Using SQL Union
I had the chance recently to use SQL Union
in my everyday work, so I figured
I'd write this to remind myself of why it's so useful.
First, though, some hot takes.
-
Building dashboards and CSVs for internal business tools into your apps is a little silly and cumbersome. For one, every time someone wants another column added, they have to ask engineering to make a code change. And also, once the data set gets big enough, requests start timing out.
-
It's actually really difficult to generate quality queries with
ActiveRecord
. When you're working with more complex joins across the codebase, it's probably better to dip into writing raw SQL. Although it's not as maintainable, it's often more efficient, and you end up with tabular data rather than objects hydrated with data from your database. Plus you can actually transform the data into the shape that you want by usingCASE
statements and so on.
Okay, hot takes aside, you can probably see that in some cases, it's better to expose your app's data (probably with a data pipeline) to allow it to be queryable with a business intelligence tool. So...that is what we did in this case.
Using Postico, I connected to a replica in a data warehouse and was able to
query data from across applications, which is how SQL Union
came into play.
I wanted to put data from different sources into one table to export it as a
CSV. To do this, I used the UNION
operator in SQL.
Before you use union
, you'll need to make sure that the number of columns
in each data set is equal. The data will just get mashed together
independent of any column names.
Here's a basic example and then I'll show off the query I actually used.
If for some reason you had two tables and wanted to make a single list of kids and parents, you could use union
operator.
KIDS
name | age | |
---|---|---|
tracy | tracy@tracy.com | 30 |
eric | eric@eric.com | 28 |
rachel | rachel@rachel.com | 25 |
PARENTS
name | |
---|---|
mom | mom@mom.com |
dad | dad@dad.com |
But lo and behold, the number of columns differs in each table.
That's cool: we can make them the same by adding a value to represent that column. Or we could omit that column if we wanted to. I'll do the example where we list a value.
select *
from kids
union
select
name,
email,
'n/a' as age
from
parents
RESULTS
name | age | |
---|---|---|
tracy | tracy@tracy.com | 30 |
eric | eric@eric.com | 28 |
rachel | rachel@rachel.com | 25 |
mom | mom@mom.com | n/a |
dad | dad@dad.com | n/a |
And that should allow us to get the right data in the right columns. Simple, silly example, but this sets the stage for some more complex querying.

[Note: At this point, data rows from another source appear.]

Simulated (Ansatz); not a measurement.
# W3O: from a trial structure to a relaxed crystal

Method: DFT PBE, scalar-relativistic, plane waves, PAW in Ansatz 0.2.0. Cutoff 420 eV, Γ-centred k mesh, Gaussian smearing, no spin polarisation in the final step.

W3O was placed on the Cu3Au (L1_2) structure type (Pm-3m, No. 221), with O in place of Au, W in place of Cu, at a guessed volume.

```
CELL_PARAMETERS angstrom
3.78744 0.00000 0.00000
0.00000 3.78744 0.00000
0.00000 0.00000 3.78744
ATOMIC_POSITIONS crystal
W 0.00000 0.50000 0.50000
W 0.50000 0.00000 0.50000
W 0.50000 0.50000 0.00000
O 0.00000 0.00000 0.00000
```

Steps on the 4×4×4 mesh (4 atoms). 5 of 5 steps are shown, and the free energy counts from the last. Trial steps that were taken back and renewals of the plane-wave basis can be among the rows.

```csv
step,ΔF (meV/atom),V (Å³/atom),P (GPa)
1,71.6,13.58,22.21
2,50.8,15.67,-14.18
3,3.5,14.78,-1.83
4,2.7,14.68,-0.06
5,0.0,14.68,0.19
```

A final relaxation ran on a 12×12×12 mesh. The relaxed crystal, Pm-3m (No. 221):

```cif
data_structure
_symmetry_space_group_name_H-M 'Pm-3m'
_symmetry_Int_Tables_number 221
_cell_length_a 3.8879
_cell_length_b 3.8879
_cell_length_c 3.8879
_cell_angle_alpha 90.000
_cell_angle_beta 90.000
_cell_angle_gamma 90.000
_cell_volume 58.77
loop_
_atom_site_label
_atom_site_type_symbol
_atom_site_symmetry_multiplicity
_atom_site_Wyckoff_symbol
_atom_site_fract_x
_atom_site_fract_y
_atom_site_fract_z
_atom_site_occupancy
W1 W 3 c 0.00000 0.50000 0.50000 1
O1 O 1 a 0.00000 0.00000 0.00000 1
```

Here's a cleaned-up version of the query I used to retrieve the set of online students who were in both our self-paced and structured programs. Data was split across many different tables from two separate apps that had their data piped into Redshift.
select
users.uuid,
users.email,
users.first_name,
users.last_name,
cohort_batches.*
from
users
join
user_roles
on
user_roles.user_id = users.id
join
roles
on
user_roles.role_id = roles.id
join
(select
batches.id as batch_id,
batches.uuid as batch_uuid,
batches.iteration as batch_iteration,
cohorts.name as cohort_name,
campuses.name as campus_name,
cohorts.start_date as start_date
from
cohorts
join
batches
on
cohorts.batch_id = batches._uuid
join
campuses
on
cohorts.campus_id = campuses.id
join
courses
on
courses.id = cohorts.course_id
where
campuses.name = 'Online'
and
courses.name in ('Software Engineering', 'Data Science')
union
select
batches.id as batch_id,
batches.uuid as batch_uuid,
batches.iteration as batch_iteration,
null as cohort_name, # wasn't available, so fill in a default value
'Online' as campus_name, # campus name all the same for these
null as start_date # no start date since self-paced
from
batches
where
batches.iteration in ('v-000', 'online-web-sp-000', 'online-ds-sp-000')
) as cohort_batches
on
cohort_batches.batch_id = user_roles.roleable_id
where
roles.name = 'student'
and
user_roles.roleable_type = 'Batch'
It's not the craziest query I've ever seen, but as a person unaccustomed to writing raw SQL all day, it was definitely a doozy to construct. What I found interesting was the ability to join two sets of "cohort batches" together derived from different sources and then join that set of data to our users table based on a role and roleable type.
So, lots of querying, subquerying, union-ing and yeah. I suppose it was fun? For what it's worth, dipping down into raw SQL wasn't my favorite activity, but it got progressively more fun over time. So happy querying, I guess.